Ah yes.
"I wake up at 5am every morning and make coffee (always from Folgers because they're a good American brand), two eggs, two slices of bacon, and half an orange.
I eat while reading The Patriot Post and seeing what memes freedom has brought me today. At 6:25, I switch to OAN for some variety. I typically read OAN for about an hour and a half, but I give myself five minutes wiggle room in case a story is particularly anti-immigration and I need to digest the blog statistics they cite. Then I shower and put on my pants, pull on my boots, and prepare myself for my day at work.
At work, I only work- I never talk to my coworkers. At breaks, I hop on Facebook and share as many memes as I can, even if their location is accidentally left on in Vorotynsk because they're probably just on a business trip. At lunch, I cruise YouTube videos (keywords: freedom, liberty, antifa, blm, communist) and watch Ben Shapiro and Crowder pwn stupid libs. Sometimes I listen to Dirks Bentley or, if I'm feeling especially white, Frank Sinatra. Oh man, that reminds me that Nancy's boots could walk all over me I tell you what. Now I'm thinking about Nancy Reagan and now I'm crying because Ronnie died after a lifetime of patriotism. I'll say three "In God We Trusts" and the tears stop, replaced with radiant nationalism.
After work, I pull off my boots (because if you're gonna have bootstraps, you gotta pull 'em as much as possible) and immediately start replying to commie commenters on my favorite YouTube channels. Oh man if they could see my big arms and my big chest and my throbbing justice... fingers. Just imagine if one of them is antifa and he decides to lol end himself- it'd be weakness leaving humankind. He's probably mentally unstable anyway, who wants to be anti-fascist?

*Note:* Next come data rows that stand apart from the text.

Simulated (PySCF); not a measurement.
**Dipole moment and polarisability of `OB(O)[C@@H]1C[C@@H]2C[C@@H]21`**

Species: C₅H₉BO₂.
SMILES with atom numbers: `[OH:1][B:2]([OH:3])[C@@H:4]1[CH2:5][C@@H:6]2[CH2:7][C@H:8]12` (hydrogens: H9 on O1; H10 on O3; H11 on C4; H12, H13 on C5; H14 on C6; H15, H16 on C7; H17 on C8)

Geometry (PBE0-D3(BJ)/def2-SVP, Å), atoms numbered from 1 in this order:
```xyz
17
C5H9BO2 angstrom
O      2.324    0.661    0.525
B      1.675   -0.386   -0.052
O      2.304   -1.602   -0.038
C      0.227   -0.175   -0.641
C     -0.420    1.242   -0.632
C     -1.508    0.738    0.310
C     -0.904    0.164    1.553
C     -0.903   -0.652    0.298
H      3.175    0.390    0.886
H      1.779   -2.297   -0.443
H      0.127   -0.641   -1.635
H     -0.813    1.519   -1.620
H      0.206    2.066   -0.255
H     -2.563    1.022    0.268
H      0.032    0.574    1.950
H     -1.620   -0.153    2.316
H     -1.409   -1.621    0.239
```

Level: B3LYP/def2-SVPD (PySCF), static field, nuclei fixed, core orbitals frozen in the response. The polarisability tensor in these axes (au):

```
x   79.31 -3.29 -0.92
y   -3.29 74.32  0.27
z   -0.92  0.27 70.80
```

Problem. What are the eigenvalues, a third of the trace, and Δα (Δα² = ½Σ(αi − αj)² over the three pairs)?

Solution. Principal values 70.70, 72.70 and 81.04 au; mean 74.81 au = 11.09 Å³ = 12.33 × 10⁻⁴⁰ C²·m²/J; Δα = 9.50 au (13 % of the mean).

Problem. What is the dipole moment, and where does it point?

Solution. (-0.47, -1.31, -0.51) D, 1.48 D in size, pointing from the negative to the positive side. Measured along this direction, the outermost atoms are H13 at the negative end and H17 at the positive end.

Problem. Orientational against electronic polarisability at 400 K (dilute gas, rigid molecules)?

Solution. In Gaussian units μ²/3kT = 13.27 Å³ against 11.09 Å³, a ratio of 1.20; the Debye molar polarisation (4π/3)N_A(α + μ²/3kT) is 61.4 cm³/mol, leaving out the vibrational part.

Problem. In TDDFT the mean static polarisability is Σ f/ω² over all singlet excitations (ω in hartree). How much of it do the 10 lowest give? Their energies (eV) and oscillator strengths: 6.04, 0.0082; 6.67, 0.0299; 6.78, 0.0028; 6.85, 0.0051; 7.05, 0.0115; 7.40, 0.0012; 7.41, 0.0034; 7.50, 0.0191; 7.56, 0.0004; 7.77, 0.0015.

For dinner, I have a Hungry Man frozen meal. The CEO of Hungry Man* isn't one of those pansy-ass CEOs who gives money to libruls, he's a man's man who hunts tigers for sport. I had to stop using 4chan because the ads are too sexual and sex is only for procreation, so I use r/Conservative. At 8:15 every night, I point myself toward Detroit and say 'horsepower is torque times revs divided by 5252. Thank you God for V8s, Red, White, and Blue, and Donald J. Trump.' Then I see what Trump has emailed me today before falling asleep cradling our President's framed picture."
*I don't know who the CEO of Hungry Man is or if they're their own company or whatever. I needed an All-American purveyor of shit for the bit.
I prefer to write my memes out using words.